January 21, 2008 at 06:14 PM · Laurie, I am not sure if it is fair to lump concerns expressed here to what every parent experiences from well meaning but meddlesome public. It is an unusaul arrangement they came up with. I see it suits the parents, mom gets to have a baby, dad doesn't have to be tied down. Everyone is asking if the baby's need to develop proper relationship with its father is taken care of. That is legimate imo. If the father couldn't reduce his schedule to make room for the baby, it looks to me they should have made a hard choice of not having a baby and bear the blunt of their lifestyle and not force the baby bear the burden of the lifestyle the baby didn't get to choose. I am sure everyone knows the bitterness of Menuhin's children.


January 21, 2008 at 06:33 PM · Well, now I know I'M never having a baby...

January 21, 2008 at 06:52 PM · Again, none of us know anything about his life and to criticize him is insane. Not everyone does something the traditional way. Are we going to criticize every military man, traveling salesman, or touring musician, for doing the jobs they need to do all the while having a child? That's quite presumptious.

January 21, 2008 at 07:10 PM ·

January 21, 2008 at 07:33 PM · Finally, Joshua Bell did it!

January 21, 2008 at 07:34 PM · It is not really criticizing JB as much as he provided us with an opportunity to think about how to balance our life. I am sure many people are at a similar point, push the career and no children like Mara or cut down on the career for the sake of family or do JB. What are the implications of each choice? What will suit me best? This may be a right place to talk about that.

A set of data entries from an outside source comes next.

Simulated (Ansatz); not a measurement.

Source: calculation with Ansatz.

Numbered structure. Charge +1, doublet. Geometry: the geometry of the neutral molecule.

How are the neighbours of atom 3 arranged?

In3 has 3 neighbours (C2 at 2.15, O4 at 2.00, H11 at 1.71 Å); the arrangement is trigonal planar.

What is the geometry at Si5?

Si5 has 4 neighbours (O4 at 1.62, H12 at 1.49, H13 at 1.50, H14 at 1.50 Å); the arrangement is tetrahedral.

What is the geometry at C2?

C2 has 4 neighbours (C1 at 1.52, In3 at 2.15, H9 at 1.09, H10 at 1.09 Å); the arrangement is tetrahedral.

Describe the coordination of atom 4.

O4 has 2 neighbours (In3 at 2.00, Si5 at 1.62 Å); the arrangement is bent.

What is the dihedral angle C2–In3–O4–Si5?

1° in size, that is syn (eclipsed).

January 21, 2008 at 07:32 PM · This discussion of JB and his family arrangements is lowering the standards of this whole website. It has *nothing* to do with violin. It is prying prattle-gossip and nothing more--even if you think it is a "useful" sociological discussion, it doesn't belong here.

January 21, 2008 at 07:52 PM · Oh yes it has plenty to do with being a violinist. It is very hard to balance being a musician with being a parent, even for us lowly orchestra musicians and teachers.

January 21, 2008 at 08:18 PM · I think that's correct, Laurie - as long as people discuss t h e i r personal problems and not problems of other persons that possibly aren't problems for those directly involved.

January 21, 2008 at 08:18 PM · Lets have a bet on how many hours before this thread gets to 100!!!!!

January 21, 2008 at 08:20 PM · I don't really agree that this has anything to do with the violin. Gil Shaham is equally as busy if not more, and is married with are some other well known musicians. Everyone deserves to have a mother and a father not an occasional "Parent B".

January 21, 2008 at 08:27 PM · I agree with Nate. If you wouldn't marry a woman, you have no real dedication to her. Same goes for having a kid. The rest is just word games.

January 21, 2008 at 10:03 PM · I hesitate to judge anyone on this issue. Lots of different arrangements end up working in different ways. And, I have seen enough families where both parents were present and did a lousy job. So, I can only wish the parents and kid goood luck.

January 21, 2008 at 10:48 PM ·

January 21, 2008 at 11:16 PM · Scott-shut up. I know that I am being rude, but that is going over the top. Mr. Bell did not say that he"arranged", as you so callously put it, not have to stay up at nights after having a baby. I am sure that, if he wasn't a concert violinist, then he would LOVE to. Mr. Bell would not say those things in public. Try to actually interpret what he says.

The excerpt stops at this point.